Last week, I noted yet another bad case of Bush Derangement Syndrome (BDS): in the run-up to the SCHIP veto override vote, California Rep. Fortney "Pete" Stark declared that we're sending troops to Iraq "to get their heads blown off for the president's amusement" and that "Bush just likes to blow things up."
A couple of days ago, under pressure from his own party and facing censure for violating House rules, Stark apologized. That greatly upset the anti-war crowd, including at least some libertarian elements. Megan McArdle noted that "anti-war libertarian flirtation with the Democratic party may be even shorter than I expected," to which commenter Paul Zrimsek replied wickedly:
There's literally dozens of votes down the drain. And all to appease maybe a few million people who believe Congressmen shouldn't behave like jerks.
McArdle's post linked to an angry rant by Jim Henley at the libertarian Unqualified Offerings (emphasis added):
Here’s the thing to realize: Pete Stark is a powerful guy. I won’t argue that he’s one of the Secret Masters of the World or anything, but California’s most senior Congressman, ranking member on some powerful committees, has a lot more status and access than you or I do.

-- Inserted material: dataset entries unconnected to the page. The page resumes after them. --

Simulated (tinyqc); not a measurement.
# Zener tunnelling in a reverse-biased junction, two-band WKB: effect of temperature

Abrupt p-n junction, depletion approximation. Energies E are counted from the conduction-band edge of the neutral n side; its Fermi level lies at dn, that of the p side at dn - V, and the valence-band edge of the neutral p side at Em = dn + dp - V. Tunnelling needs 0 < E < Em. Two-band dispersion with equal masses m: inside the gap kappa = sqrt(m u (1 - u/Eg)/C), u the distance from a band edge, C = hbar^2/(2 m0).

And his own party leadership joined their supposed minority opposition in rolling Pete Stark in his own shit. The message is clear. Whatever you want to call it – The War Party, the Beltway Consensus, the institutional structure of contemporary American politics, the Movement, whatever – will not brook consequential dissent. Individual congressmen aren’t that consequential, but they matter a lot more than anyone blogging.
“There are five thousand people in the world,” Mr. Van Arkady told Lauren Slaughter. The rest of the story is devoted to her discovery that she is not one of them. The last thing he tells her is, “You can still be killed.” Pete Stark probably isn’t one of the five thousand either. But he knows some of them. He’s too close to get away with loose talk. And he can still be killed, though it rarely comes to that, because it doesn’t have to.
If you like that over-the-top expression of BDS, check out some of the 100 or so comments, including this gem from co-blogger Thoreau:
So what’s in the file that they showed him? Dead girl? Live boy? Or is it just surveillance footage of his family, followed by statistics on brake failures in the model car that his kid drives? Or a document showing some problems on a tax return, followed by data on prison rape?
These people are not just deranged, they're remarkably stupid, too. Why would the Republicans coerce Stark into apologizing? Crazed, offensive remarks like that by your opponents are a gift that keeps on giving — for fundraising, motivating your base, putting other Democrats on the spot, … Republicans were probably hoping that Stark would make more such outrageous statements.
Later, after feeling the wrath of McArdle's "minions," Thoreau (and then Henley) walked it back a bit, acknowledging that Stark's apology wasn't necessarily coerced by Republican physical threats or blackmail (heck, it could have been Democratic threats or blackmail — they're all part of the same "ruling consensus"). But in acknowledging that he may have been "too paranoid," Thoreau tossed off the phrase "if both parties view it as beyond the pale to call the Emperor for what he is" — thus asserting that Stark was "speaking truth to power" when he claimed that soldiers die and things are blown up for Bush's amusement.
If that's not a serious outbreak of BDS, I don't know what is. I don't even want to venture into the comments accompanying those two newer posts.
I can certainly sympathize with the plight of Stephen Green, who tore up his Libertarian Party membership card without finding anything with which to replace it.